A key reason the enormous performance potential offered by IBM's cell processor has yet to be realized with any substantive application is that programmers are currently caught between rocks and hard places when working with Cell. On the rocks side, IBM's compilers are good and getting better fast, but lots of critical functions just can't be effectively implemented this way - the current PS3, for example, relies on a Sony/Nvidia "Reality synthesizer" that underperforms the cell's own theoretical ability to handle graphics and adds an estimated $129 to the product cost, simply because the software needed to make games graphics run well on cell isn't there yet.
A programmer could, of course, choose the hard places route instead: taking software mapped memory management and execution parallelism into the application - a decision very roughly similar to taking on both load and page management for every host in an Opengrid/OpenMP environment.
There's a reason this stuff is so difficult - and it's almost as hard to get your head around as the problem itself. That reason is simple: nobody really understands how computational parallelism works for non trivial tasks and, in the absence of a good theoretical model, all our attempts to work the problem have been heuristic - an extended case of learning what seems to work by experience.
For an OpenGrid/OpenMP application this hasn't been much of a problem because most of the system's nominal capacity gets lost in communications delay and process management overheads - 50% efficiencies on well defined, highly repetitive, tasks like dense matrix multiplies are considered pretty good. Cell, however, changes the focus because the point of getting the grid hardware down to the unitary chip level is to cut out most (>99%) of that wasted communications time, power use, and process management overhead - meaning that with the hardware working, it's now obvious that the problem lies in the software.

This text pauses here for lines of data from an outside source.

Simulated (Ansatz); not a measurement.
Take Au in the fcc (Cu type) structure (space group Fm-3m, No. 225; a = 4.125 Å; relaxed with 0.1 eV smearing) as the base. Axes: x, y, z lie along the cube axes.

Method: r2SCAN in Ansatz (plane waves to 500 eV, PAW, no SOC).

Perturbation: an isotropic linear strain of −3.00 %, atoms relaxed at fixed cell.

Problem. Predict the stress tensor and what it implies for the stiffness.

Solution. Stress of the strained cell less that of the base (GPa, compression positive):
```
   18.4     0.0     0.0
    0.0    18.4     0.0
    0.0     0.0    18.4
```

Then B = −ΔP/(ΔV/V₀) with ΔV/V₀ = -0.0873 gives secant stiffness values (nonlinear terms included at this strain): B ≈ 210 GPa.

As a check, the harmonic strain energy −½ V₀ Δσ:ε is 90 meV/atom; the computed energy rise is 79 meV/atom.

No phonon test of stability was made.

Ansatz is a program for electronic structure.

And the reason the software isn't there is that we fundamentally don't understand how concurrent integration across non trivially parallel processes works.
Let me suggest an extreme example from human experience. Sometime in the early sixties Eugene Ormandy was able to rehearse an augmented Philadelphia Orchestra using the full score for Gliere's Ilya Murometz - controlling the orchestra while comparing what he expected to what he heard for something over 840,000 separate sound elements in 116 parallel tracks over a 93 minute period - and remember every single mistake before hearing the tape.
We don't know how that works and until we do, serial computing will continue to beat parallel for both ease of use and achieved hardware efficiency - and that's the key reason IBM and others are working toward terahertz serial processing CPUs rather than betting everything on parallelism.